Nerve: are you a Watcher or a Player? Me, I’m a Watcher.

Nerve is 90 minutes of engagingly tense and sharp thriller. The problem is that it’s a 96-minute film.

Nerve

Nerve

The film tells the story of the splendidly-named Venus “Vee” Delmonico (Emma Roberts), a slightly shy high-school girl from Staten Island who finds herself drawn into Nerve, an online game in which Players perform dares for financial reward from the Watchers who set the dares. They start off relatively innocently — Vee’s first dare, which scores her an easy hundred dollars, is to kiss a random stranger in a particular diner for five seconds. The stranger she picks is Ian (an enjoyable slimy Dave Franco), who, as luck would have it, is also a Player. Dare completed, Vee finds she is developing a liking for the game, and starts taking on more and more, well, daring dares, starting with riding to Manhattan with Ian at night. As the story develops, the dares become increasingly dangerous, and Vee finds herself increasingly reluctant to continue, and increasingly trapped in the game.

It’s a clever setup, and the story is told tightly and enjoyably. It’s a short film, which is one of its greatest strengths — the pacing is snappy, and directors Henry Joost and Ariel Schulman keep it moving at a pleasingly neat clip, ratcheting up the tension as the dares grow in risk and vertiginosity, to the point that I spent most of a couple of scenes looking away from the screen as the film explored a particular phobia of mine. Roberts finds depth in a fairly straightforward character — she’s an enjoyable screen presence who clearly comes more from the “actual actor” side of the family than Auntie Julia. And the supporting cast, in particular Emily Meads, looking for all the world like a younger Geena Davis, offer interesting foils for Vee’s increasing recklessness and paranoia.

And Nerve manages to understand, reasonably if not perfectly, how the online world works. Gone, it appears, are the days when what we see on screen are cartoonish depictions of software — Vee uses a Mac, running Mac OS X, and it looks just like OS X. And, let’s face it, audiences are perfectly aware of what their own screens look like, and expect the screens they seen on the big screen to look similar. Of course, there’s a hacker — there has to be, in a film like this, doesn’t there? — played, in this case, by Samira Wiley of Orange Is The New Black fame (fame indeed — as soon as her face appeared on-screen, the oohs from the Auckland audience were quite audible), and of course she can hack open-source software because, well, if it’s open-source then your server is too, right? Except that we’re also told that there is no server, which is why Nerve can’t be shut down by the police. Yes, there are plot holes and glaring tech-nonsenses if you look for them — it’s better not to ask who’s piloting the drones that observe some of the dares, and it’s surprisingly how well iPhone microphones pick up sounds from a hundred feet away — but it’s to Nerve’s credit that they don’t get in the way of a very enjoyable ride.

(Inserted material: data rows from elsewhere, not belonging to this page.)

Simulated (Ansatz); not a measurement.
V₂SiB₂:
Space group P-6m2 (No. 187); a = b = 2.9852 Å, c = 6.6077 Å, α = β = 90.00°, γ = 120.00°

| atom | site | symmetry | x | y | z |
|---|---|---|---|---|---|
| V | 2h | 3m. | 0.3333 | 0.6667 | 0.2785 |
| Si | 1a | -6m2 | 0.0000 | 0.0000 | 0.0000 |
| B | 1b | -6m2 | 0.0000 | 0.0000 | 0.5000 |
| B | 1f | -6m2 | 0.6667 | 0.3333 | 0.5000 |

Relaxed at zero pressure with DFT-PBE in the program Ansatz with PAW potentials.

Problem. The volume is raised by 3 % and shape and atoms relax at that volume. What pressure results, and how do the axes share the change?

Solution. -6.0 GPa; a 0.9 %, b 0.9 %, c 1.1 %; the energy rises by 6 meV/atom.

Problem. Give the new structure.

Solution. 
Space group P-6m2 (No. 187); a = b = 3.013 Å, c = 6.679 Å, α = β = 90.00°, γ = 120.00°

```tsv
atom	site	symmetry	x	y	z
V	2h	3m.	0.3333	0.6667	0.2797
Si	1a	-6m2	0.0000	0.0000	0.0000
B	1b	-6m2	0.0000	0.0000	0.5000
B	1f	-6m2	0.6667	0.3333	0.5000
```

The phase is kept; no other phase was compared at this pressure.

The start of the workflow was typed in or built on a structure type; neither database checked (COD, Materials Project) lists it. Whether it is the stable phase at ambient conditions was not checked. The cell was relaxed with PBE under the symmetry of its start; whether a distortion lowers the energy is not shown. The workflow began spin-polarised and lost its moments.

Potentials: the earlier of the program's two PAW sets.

What does get in the way of the enjoyment of the film is the ending. No spoilers, of course — we’re better than that here at Crave! — but the film’s big, dramatic conclusion (think The Social Media meets The Hunger Games) fails to live up to the promise of the rest of the film’s potential. Aside from the ending, though, Nerve is an impressive piece of work, one which does raise questions of how much we are now willing to let go of our privacy, how voyeuristic we have become or are willing to become if people — real people, our neighbours, our friends — are images on a smartphone screen, what we’re willing to do for a price, whether that price is money, or fame, or simple excitement, and how manipulable we can be by strangers at the other end of an Internet connection. And the answers it offers to these questions, thanks in no small part to the entirely credible and plausible portrayals, by Roberts and Meade, of normal people being sucked into something very much bigger than them alone, are rather alarmingly believable.

It is, in the end, a better film than its premise might suggest it would be. Do see it — I’m telling you, not daring you.